Automatic sharding of big directories #7022

Stebalien · 2020-03-20T18:44:55Z

This is a tracking issue for the sharded directory feature. This feature can be enabled with:

> ipfs config --json Experimental.ShardingEnable true

TODOs:

Make sure we don't shard too soon. At the moment, the cutoff to start sharding is very low.
Ideally, avoid creating sharded directories thar are too "deep". However, this may be tricky to do without breaking changes.

Ideally, we'd fix this issue by switching to unixfs 2.0 and a generalized sharded map implementation. However, that's probably not going to happen in the near future and this feature is used widely enough that we'll likely have to stabilize it in its current form.
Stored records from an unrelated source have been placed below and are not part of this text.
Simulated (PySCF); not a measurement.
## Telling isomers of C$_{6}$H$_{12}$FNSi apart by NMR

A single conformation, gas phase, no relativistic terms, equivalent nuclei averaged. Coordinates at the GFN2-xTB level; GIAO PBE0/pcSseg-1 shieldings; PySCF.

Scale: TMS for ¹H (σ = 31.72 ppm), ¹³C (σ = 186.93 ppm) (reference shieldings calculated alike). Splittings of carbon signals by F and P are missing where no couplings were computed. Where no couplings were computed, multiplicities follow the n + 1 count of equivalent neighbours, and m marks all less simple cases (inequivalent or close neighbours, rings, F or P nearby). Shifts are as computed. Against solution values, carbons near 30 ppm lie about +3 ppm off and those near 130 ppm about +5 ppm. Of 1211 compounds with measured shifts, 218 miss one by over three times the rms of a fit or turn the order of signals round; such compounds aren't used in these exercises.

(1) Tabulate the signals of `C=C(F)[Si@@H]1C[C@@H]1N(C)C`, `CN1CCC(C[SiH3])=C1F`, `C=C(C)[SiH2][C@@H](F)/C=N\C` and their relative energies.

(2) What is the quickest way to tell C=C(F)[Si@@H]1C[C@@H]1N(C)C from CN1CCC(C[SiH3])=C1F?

achingbrain · 2020-09-23T17:59:41Z

I'd really like to enable sharding by default in js-IPFS to reduce the amount of codepaths and A/B tests.

ipfs.add in js-IPFS takes a shardingSplitThreshold argument that sounds similar to the sharding cutoff above - it's set to 1000 by default when sharding is enabled.

Can go-IPFS take the same option? That should tick off the first item.

cc @aschmahmann

lidel · 2021-02-15T15:25:24Z

We really should fix this. js-ipfs shards dirs >1k of items out-of-the-box and go-ipfs fails flat.

On top of that, the biggest problem in go-ipfs right now is that when you enable sharding, it shards EVERYTING, so even if you have a small dir under 1k of items, its still sharded, which produces different CIDs.

I believe a lot of work happened in IPLD team since we implemented HAMT-sharding in go-ipfs, would be useful to leverage that work when we make sharding enabled by default in go-ipfs.

@ribasushi @warpfork are there any libs / specs related to improved sharding in IPLD/Filecoin which we should be aware of in planning here?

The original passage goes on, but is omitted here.